The Labor Department has subpoenaed records from a union pension fund as part of a criminal investigation into real estate deals between the fund and Terence R. McAuliffe, who served as President Clinton's chief fund-raiser in the 1996 campaign. Investigators from the department's Office of the Inspector General last month ordered the National Electrical Benefit Fund to turn over documents involving a series of risky central Florida real estate ventures it entered into with McAuliffe, sources close to the probe said.

The $6 billion pension fund, which is jointly managed by the International Brotherhood of Electrical Workers (IBEW) and a management group, the National Electrical Contractors Association (NECA), invested close to $50 million in McAuliffe's companies without requiring McAuliffe to put up any of his own money.
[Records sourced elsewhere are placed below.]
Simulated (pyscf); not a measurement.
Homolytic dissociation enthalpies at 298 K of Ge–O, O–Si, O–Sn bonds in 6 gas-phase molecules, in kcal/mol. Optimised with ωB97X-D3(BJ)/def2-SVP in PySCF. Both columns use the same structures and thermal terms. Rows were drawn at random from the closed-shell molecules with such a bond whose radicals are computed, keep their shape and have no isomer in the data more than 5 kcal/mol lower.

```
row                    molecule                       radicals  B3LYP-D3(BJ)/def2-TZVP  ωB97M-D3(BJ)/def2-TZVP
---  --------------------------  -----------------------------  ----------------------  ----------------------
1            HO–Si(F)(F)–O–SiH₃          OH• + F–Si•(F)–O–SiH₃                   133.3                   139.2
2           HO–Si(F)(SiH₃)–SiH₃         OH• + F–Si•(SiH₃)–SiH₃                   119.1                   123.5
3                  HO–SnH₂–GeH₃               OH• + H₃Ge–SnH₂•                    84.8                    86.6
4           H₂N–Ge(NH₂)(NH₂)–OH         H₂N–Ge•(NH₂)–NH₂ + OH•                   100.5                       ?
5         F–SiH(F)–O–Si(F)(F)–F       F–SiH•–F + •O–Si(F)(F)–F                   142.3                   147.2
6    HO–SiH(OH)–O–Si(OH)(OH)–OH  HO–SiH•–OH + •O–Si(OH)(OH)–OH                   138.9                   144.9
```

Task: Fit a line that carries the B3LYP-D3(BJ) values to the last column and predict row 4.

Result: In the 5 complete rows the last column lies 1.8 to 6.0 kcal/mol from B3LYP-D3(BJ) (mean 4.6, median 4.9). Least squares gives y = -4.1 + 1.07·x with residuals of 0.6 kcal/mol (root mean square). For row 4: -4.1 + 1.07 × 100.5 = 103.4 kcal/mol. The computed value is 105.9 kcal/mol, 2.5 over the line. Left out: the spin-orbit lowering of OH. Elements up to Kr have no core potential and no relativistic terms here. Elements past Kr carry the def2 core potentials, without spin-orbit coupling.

The Labor Department investigation is the latest in a series of federal probes that have dogged McAuliffe in recent months. McAuliffe, who raised a record $43 million for the Clinton-Gore '96 campaign and served as the Democratic National Committee's finance chairman in 1994, is a key figure in the ongoing federal investigation into illegal fund-raising by the Teamsters union. He also has been questioned by congressional and Justice Department investigators probing presidential campaign finance abuses.

Joseph F. McGowan, director of policy for the Labor Department's Office of the Inspector General, said the agency can't comment on current investigations, but IBEW spokesman C. James Spellane confirmed that the fund has been subpoenaed and is in the process of turning over the relevant documents to Labor Department investigators.

"We're cooperating fully with the investigation because we feel the Labor Department will find that nothing improper occurred," he said.

McAuliffe's benefactor at the pension fund was Jack F. Moore, then the IBEW's international secretary and trustee of the fund. Sources close to the probe by the IG's labor racketeering division say the investigators are particularly interested in whether Moore gave McAuliffe financial backing for his business while receiving access to the Clinton White House. But John Grau, NECA's executive vice president and pension fund trustee, said, "The IBEW gives so much money to the Democratic Party that they don't need Terry McAuliffe to get into the White House."

Moore also was the treasurer of the union's political action committee, which donated close to $2.5 million to Democratic candidates and party organizations in the 1996 campaign.

Grau said that McAuliffe was not accorded special treatment by the fund and said that all the investments were signed off on by an outside real estate consultant. "There's nothing that could be favoritism. Our procedures don't allow that," Grau said.

Neither Moore nor McAuliffe returned calls seeking comment.

The Labor Department investigation is mostly a fact-finding expedition at this point, according to sources close to the probe. So far, no witnesses have been subpoenaed, although investigators have begun contacting current and former pension fund and union employees, according to those employees.

The deals at the heart of the investigation date to the early 1990s, when McAuliffe formed two companies to purchase cut-rate real estate from the Resolution Trust Corp. (RTC), the agency Congress created to liquidate the assets of failed savings and loans.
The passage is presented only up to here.